So you've got $1,660/mo to spend across:
$50 Auto insurance
$100 Cell phone
$25 Credit Card
$200 Gas (?)
Which leaves $735. With that, you need to pay:
$750 Traffic fines (due in 2 months, so $375/mo)
$2800 Apartment (due ???)
$221 Credit Card
$2,500 Motorcycle (???)
So this month:
$375 to traffic fines
$360 left can go to (any/all): eliminate credit card, pay misc expenses, start paying off apartment debt
$375 to traffic fines
$360 can go to (any/all): misc expenses, apartment debt, irs debt, motorcycle
Sounds like, assuming your expenses are listed completely/accurately, you've got a good amount of money available to throw at your obligations each month. Figure out what order you want to deal with them in (presumably traffic fines first, as that's due first) and automate it as much as possible so that you have no choice but to tackle them.
This is a good analysis and I agree.
I hope you are in the process of turning your life around and growing up. Not to beat up on you but you are paying a very high price for being wild. Let's see, traffic fines, higher insurance, extra fees for breaking your lease, etc. are wasted money that you got nothing for. You are probably paying extra fees to pay your insurance monthly and in interest as well. Again, I'm not saying this to beat up on you. I'm just pointing out that even though you have a pretty good income you are burning a LOT of money that you cannot afford.
A few things you should do:
- Pay the court fines and the IRS on time no matter what. Even if it means you go hungry for a few days or have to take the bus to work! Those are important. Realize that if you fail to pay them you are very likely to get locked in jail next time even for traffic offenses. Why would a judge believe you next time?
- Don't let the apartment thing go into collections. Go immediately to them and talk to them. Find out what the deal is and how you can make it right. You will never be able to buy or rent a property again with that kind of thing on your credit report. No landlord is going to rent to you if you screwed the last one over. The reason does not matter at all. I have a rental property. Trust me on that one.
- Pay off the motorcycle loan as scheduled. Preserve your cash for the more serious debts (traffic fines, IRS, apartment complex).
- $200 for food for one person is very high.

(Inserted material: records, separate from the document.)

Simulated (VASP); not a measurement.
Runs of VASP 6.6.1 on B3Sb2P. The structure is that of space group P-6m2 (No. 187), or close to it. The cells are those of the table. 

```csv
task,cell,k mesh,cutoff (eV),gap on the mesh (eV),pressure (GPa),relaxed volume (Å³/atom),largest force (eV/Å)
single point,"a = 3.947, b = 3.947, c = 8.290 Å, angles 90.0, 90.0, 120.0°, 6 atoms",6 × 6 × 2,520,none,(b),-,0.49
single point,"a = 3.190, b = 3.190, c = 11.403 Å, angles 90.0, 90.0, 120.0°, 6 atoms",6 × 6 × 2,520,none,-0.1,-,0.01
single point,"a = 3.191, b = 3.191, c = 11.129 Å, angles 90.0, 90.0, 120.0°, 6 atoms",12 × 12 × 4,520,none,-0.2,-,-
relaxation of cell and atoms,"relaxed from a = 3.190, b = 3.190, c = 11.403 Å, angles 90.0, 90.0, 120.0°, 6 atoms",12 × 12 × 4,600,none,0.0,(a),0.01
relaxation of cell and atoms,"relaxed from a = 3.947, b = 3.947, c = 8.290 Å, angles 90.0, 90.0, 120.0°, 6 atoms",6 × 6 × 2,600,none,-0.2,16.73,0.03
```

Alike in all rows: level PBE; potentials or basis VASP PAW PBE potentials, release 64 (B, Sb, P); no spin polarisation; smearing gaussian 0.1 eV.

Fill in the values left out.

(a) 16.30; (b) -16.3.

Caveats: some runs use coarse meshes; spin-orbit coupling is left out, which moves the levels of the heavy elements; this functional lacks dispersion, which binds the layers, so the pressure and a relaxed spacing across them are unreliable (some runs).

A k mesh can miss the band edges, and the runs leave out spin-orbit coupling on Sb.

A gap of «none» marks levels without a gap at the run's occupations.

- $200 in gas is a LOT of driving. Unless you are doing this for your job I think you need to find a way to cut that at least by half
- Your comment that the first time you flew the coop it "didn't work out" is discouraging. You screwed up. Take responsibility for your actions.
As was pointed out, you should be able to get your debts taken care of and have a good amount of disposable income to invest. I hope by next year at this time we see a post from you that says you are debt free and have saved $xxxx in a Vanguard fund. It is a good sign that you have posted to this forum. Now please take action and stick with it!